Core Principle
Infrastructure as Code (IaC) is the practice of expressing infrastructure (cloud resources, machines, services, app configuration) as version-controlled, machine-readable files that a tool reconciles against the running system. The win is not “scripts in git.” It’s the plan/diff/apply loop: a human-readable preview of what changes, run by a tool that knows the current state.
The category is not one tool. It’s a stack of layers, each with different semantics, and most operational pain comes from using the wrong tool for a layer.
Why This Matters
The natural instinct is “pick one tool for everything.” Every layer has constraints that break that instinct:
| Layer | What it manages | Right tools |
|---|---|---|
| Cloud provisioning | VMs, networks, IAM, managed services | Terraform, OpenTofu, Pulumi, CDK |
| Machine config | OS, packages, services, files | Ansible, NixOS, Chef, Puppet, Packer + golden images |
| App API objects | Dashboards, realms, roles, policies | Terraform providers, Ansible modules, app’s own config-as-code |
| DB schema | Tables, columns, indexes, constraints | Atlas (Schema as Code), Flyway, Liquibase, ORM migrations |
| Reference data | Lookup rows, seed admins | App migration tool, idempotent bootstrap job |
| Environment fixtures | Demo users, test tenants | One-shot job (CLI, k8s Job), guarded by env check |
| Cluster state (k8s) | Workloads, CRDs, secrets | GitOps reconcilers (Argo CD, Flux), Helm, Kustomize |
The errors people make are predictable:
- Managing schema with Terraform (destroy-and-recreate is catastrophic for data)

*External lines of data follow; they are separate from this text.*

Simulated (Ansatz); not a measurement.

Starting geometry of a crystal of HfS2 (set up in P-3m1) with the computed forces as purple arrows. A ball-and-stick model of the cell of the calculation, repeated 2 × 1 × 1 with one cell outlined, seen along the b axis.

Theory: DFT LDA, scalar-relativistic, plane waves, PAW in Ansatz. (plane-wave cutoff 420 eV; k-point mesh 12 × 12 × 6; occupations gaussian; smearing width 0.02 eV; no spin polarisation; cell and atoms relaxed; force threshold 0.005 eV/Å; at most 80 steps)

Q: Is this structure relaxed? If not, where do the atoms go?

- Managing reference data with
null_resource+local-exec(no ordering, state confusion) - Co-owning the same object with two tools (drift loops forever)
- Baking mutable app state into a NixOS closure (closures are for the machine, not for app data)
Evidence/Examples
- Clean stack: Terraform provisions an RDS instance + networking + IAM. NixOS or Ansible configures the app servers. The app’s migration tool (Atlas, Flyway, Alembic) runs schema changes on deploy. A k8s Job seeds env-specific fixtures once.
- GitOps variant: Same layering, but Argo CD or Flux reconciles k8s manifests continuously, with Crossplane exposing cloud APIs as CRDs and operators (Strimzi, Zalando Postgres Operator) for app-level objects.
- Where users still edit through a UI (Grafana dashboards, feature flags), config-as-code only works if the git repo is the source of truth and the UI is read-only. Splitting the difference creates permanent drift.
Implications
- The first design decision is layering, not tool choice. Once layers are clear, the tool per layer is mostly settled by the team’s existing shape (cloud vendor, k8s or not, language ecosystem).
- Declarative beats procedural at the steady-state layers (provisioning, config, schema). Procedural still wins for one-shot bootstraps and rolling operations across a fleet.
- “Drift detection” only works if there is exactly one writer. Two tools writing the same object is the most common reason IaC adoptions fail.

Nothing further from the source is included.